In [1]:
%matplotlib inline
import numpy as np
import matplotlib.pyplot as plt
import pandas as pd

## Read file and stock into DataFrame

In [2]:
df = pd.read_csv("../Data/chessDB.txt", sep = "###", skiprows = [0, 1, 2, 3, 4], header=None, 
                 engine='python')

In [3]:
print(df.shape)
print(df.size)
df.head()

(3561470, 2)
7122940


Unnamed: 0,0,1
0,1 2000.03.14 1-0 2851 None 67 date_false resul...,W1.d4 B1.d5 W2.c4 B2.e6 W3.Nc3 B3.Nf6 W4.cxd5...
1,2 2000.03.14 1-0 2851 None 53 date_false resul...,W1.e4 B1.d5 W2.exd5 B2.Qxd5 W3.Nc3 B3.Qa5 W4....
2,3 1999.11.20 1-0 2851 None 57 date_false resul...,W1.e4 B1.e5 W2.Nf3 B2.Nc6 W3.Bc4 B3.Bc5 W4.c3...
3,4 1999.11.20 1-0 2851 None 49 date_false resul...,W1.e4 B1.d5 W2.exd5 B2.Qxd5 W3.Nc3 B3.Qa5 W4....
4,5 2000.02.20 1/2-1/2 2851 2633 97 date_false r...,W1.e4 B1.e5 W2.Nf3 B2.Nc6 W3.Bb5 B3.a6 W4.Ba4...

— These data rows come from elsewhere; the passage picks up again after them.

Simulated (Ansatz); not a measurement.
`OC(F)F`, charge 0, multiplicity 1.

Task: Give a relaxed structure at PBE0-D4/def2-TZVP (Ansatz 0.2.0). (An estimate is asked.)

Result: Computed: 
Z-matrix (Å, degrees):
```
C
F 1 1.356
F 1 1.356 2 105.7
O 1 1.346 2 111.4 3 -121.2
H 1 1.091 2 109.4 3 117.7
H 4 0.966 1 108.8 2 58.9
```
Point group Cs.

##### We need to split the df, to keep the moves as 1 field and split the field 0 into several fields

In [4]:
moves_df = df[[1]]

In [5]:
games_df = df[[0]]

In [6]:
games_df = games_df[0].str.split(" ", expand=True)

In [7]:
games_df = games_df.drop(columns=0)

In [8]:
moves_df.columns = ['moves']

In [9]:
games_df['moves'] = moves_df['moves']

In [10]:
df = games_df

##### Let's name the columns to make it easier to work with the data

In [11]:
df = df.drop(columns = 16) #empty row

In [12]:
columns = ['date', 'result', 'white_elo', 'black_elo', '# moves', 'date_corrupt', 'result_corrupt',
           'Welo_corrupt', 'Belo_corrupt', 'eventDate_corrupt', 'setup_corrupt', 'fen_corrupt', 
           'result2_corrupt', 'out_of_year range', 'game_length_corrupt', 'moves']

In [13]:
df.columns = columns

In [14]:
df.head(2)

Unnamed: 0,date,result,white_elo,black_elo,# moves,date_corrupt,result_corrupt,Welo_corrupt,Belo_corrupt,eventDate_corrupt,setup_corrupt,fen_corrupt,result2_corrupt,out_of_year range,game_length_corrupt,moves
0,2000.03.14,1-0,2851,,67,date_false,result_false,welo_false,belo_true,edate_true,setup_false,fen_false,result2_false,oyrange_false,blen_false,W1.d4 B1.d5 W2.c4 B2.e6 W3.Nc3 B3.Nf6 W4.cxd5...
1,2000.03.14,1-0,2851,,53,date_false,result_false,welo_false,belo_true,edate_true,setup_false,fen_false,result2_false,oyrange_false,blen_false,W1.e4 B1.d5 W2.exd5 B2.Qxd5 W3.Nc3 B3.Qa5 W4....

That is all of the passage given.